But back to the seductive Xena. At this point I felt I could handle my heroes and all the B, C and D players being slightly off-centre, but beyond this point in the episode I felt they all, with the exception of Gabrielle and Ares, went way out of character.

Xena actually slugs her daughter to shut her up. SLUGS her. With a massive swooping haymaker of a hook that could have shattered her jaw in reality. And at the end of the piece she taunts Caligula for trying to harm her daughter. Yet it’s okay for her?!!!

I was appalled, as appalled as I was when Xena treated Eve so abominably in Heart of Darkness.

I know many of you are thinking -- well how should she have silenced her daughter who was but moments away from telling Caligula that this was her mother? Look I don’t know - maybe a killer glare or a hissed whisper that she had a plan, or maybe just write it differently so she’s not in the position of thumping her daughter into submission every time she does something that jeopardises her plan.

Let me put this another way -- how long would fans have sat silent if every time Gabrielle looked like blurting something crucial out, Xena knocked her unconscious and continued on like nothing had happened??

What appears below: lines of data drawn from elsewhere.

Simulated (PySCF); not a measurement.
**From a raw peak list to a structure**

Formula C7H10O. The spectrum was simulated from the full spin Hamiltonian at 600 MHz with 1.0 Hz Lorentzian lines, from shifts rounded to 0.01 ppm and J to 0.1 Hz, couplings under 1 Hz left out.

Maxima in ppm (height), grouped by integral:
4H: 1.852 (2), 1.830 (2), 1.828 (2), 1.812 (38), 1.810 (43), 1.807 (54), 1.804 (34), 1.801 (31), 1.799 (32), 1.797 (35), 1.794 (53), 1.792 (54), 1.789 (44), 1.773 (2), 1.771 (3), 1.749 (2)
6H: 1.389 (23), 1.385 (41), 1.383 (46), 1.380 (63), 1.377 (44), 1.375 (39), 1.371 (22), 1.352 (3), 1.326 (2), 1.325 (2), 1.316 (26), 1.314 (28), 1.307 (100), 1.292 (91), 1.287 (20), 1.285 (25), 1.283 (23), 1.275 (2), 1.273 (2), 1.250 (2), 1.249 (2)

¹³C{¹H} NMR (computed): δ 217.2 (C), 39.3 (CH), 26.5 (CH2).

Damned straight Xena owed her daughter an apology. Damned straight Eve deserved to be mad as hell. I know Xena thinks she is doing the right thing and I had a rather sick feeling that it was Michael’s every intention for Eve to actually be sacrificed in order to spur Xena to killing Caligula. (As opposed to just get Eve halfway there and have Xena step in in time.)

And if Xena was merely preventing Eve from literally becoming a martyr to her cause, I can see why the Warrior Princess thought temporary oblivion was a good plan for her daughter. But I just get freaked out every time I see a supposed caring, amazing, loving woman like Xena, hurt her own daughter so often and not really properly apologise for it. It is very unnerving.

Still on to slightly out-of-character folk. What’s with Archangel Michael’s new bad-ass streak? I mean, we knew he was manipulative before this -- working to get his ambitious rival Lucifer plunked down in hell. But here he seems to be trying to set up Eve to be killed, and later out and out attempts to kill Aphrodite, in order to achieve his goals.

I have to ask, where’s the fire anyway? I understand the Aphrodite thing -- one more kiss and she’s a goner and Caligula’s a god. But he didn’t have to force Xena’s hand so soon to get her going after the emperor. She was ALREADY busily plotting the emperor’s downfall. And yet this supposedly loving angel shows up and suddenly tries to manipulate Eve into sacrificing herself to the cause so Xena, blind with rage, will indeed kill Caligula. She was already working towards that goal! What gives?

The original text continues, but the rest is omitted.